Despite President Duterte’s many tirades against the European Union, Spanish companies continue to look at the Philippines as a bastion of opportunity.
Last week, 33 of Spain’s top engineering companies came to the Philippines to conduct multilateral talks with the government and local conglomerates. The objective was to form partnerships, alliances and collaborations towards the Philippine’s $186-billion infrastructure program.
The Spaniards came in full force under the aegis of the Instituto Español de Comercio Exterior (ICEX), Spain’s national trade and investment office. The delegation was headed by no less than Mr. Franciso Javier Garzón, ICEX’ chief operating officer who is also an economic adviser to Prime Minister Mariano Rajoy. Along with Mr. Garzón were a team of CEOs including those representing the COMSA Industrial Group, Grupo Cobra, Indra, MAFEX Railway Association and SENER Inginiera y Sistemas, among others. These Spanish companies are among the largest infrastructure companies in the world.

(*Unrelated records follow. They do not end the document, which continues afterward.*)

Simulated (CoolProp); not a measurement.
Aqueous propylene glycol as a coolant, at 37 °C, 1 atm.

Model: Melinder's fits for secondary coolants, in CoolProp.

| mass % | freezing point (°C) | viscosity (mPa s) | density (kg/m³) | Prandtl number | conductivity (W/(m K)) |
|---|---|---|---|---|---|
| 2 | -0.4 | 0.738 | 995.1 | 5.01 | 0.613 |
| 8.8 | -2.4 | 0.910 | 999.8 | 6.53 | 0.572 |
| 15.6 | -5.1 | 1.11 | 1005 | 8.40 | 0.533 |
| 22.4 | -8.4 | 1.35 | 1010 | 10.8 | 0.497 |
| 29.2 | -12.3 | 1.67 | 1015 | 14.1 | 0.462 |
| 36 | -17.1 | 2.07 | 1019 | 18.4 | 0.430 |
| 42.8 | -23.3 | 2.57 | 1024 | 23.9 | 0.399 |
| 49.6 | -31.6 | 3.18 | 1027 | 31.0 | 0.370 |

Unknown to many, Spain has one of the largest concentration of engineering and infrastructure conglomerates. In fact, seven out of the world’s ten biggest civil and infrastructure projects were undertaken by Spanish companies. These include the expansion of the Panama Canal, the upgrade of New York city’s subway system, the expansion and modernization of London Heathrow Airport, and the construction of the high speed railway connecting Medina to Mecca in Saudi Arabia, among others. Spanish companies ranks first among those granted financing by the World Bank for infrastructure related projects.
While Spain’s engineering expertise spans a whole gamut of sectors, their competence is noteworthy in the fields of solar and wind energy, hydro-facilities, and railways. Their expertise in these sectors exceed that of the Japanese and Germans.
In a private meeting between Mr. Garzón and myself, I was told that several partnerships were set to be announced within the next 30 days.
However, one of the deals he was at liberty to share with me was one between the Department of Transportation (DoTr) and the Japan International Cooperation Agency (JICA). The deal calls for the acquisition of 120 brand new cars (30 train sets) for the LRT Line-1, all of which will be manufactured by the Construcciones y Auxiliar de Ferrocarriles, S.A. (CAF), Spain’s largest rolling stock manufacturer.
Not only will the new trains be more comfortable, it will run faster but produce less greenhouse emissions. The new trains are expected to come on-line by 2022.
Spanish infrastructure companies have a large footprint in Africa, South America, Central America and Mexico. They have been present in these countries for decades owing to their proximity to Europe and the use of Spanish as the mother tongue. This year, however, Spanish companies are deliberately pursuing Asia and looking at the Philippines as their regional base. The growth in Asia cannot be ignored, neither can the spectacular economic resurgence of the Philippines, declared Mr. Garzón.
In fact, the Spanish delegation to the Philippines is the largest ICEX has ever had.
Prior to visiting our shores, ICEX organized investment missions to Cairo, Yangon and Hanoi, all of which were attended by less than 20 companies, shared Mr. Garzon.
Credit must be given to the Commercial Office of the Spanish Embassy, headed by Counselor Pedro Pascual and Spanish Ambassador, Luis Antonio Calvo. Through the years, they have been relentless in promoting the Philippines as an investment destination and the driving force behind this successful ICEX conference.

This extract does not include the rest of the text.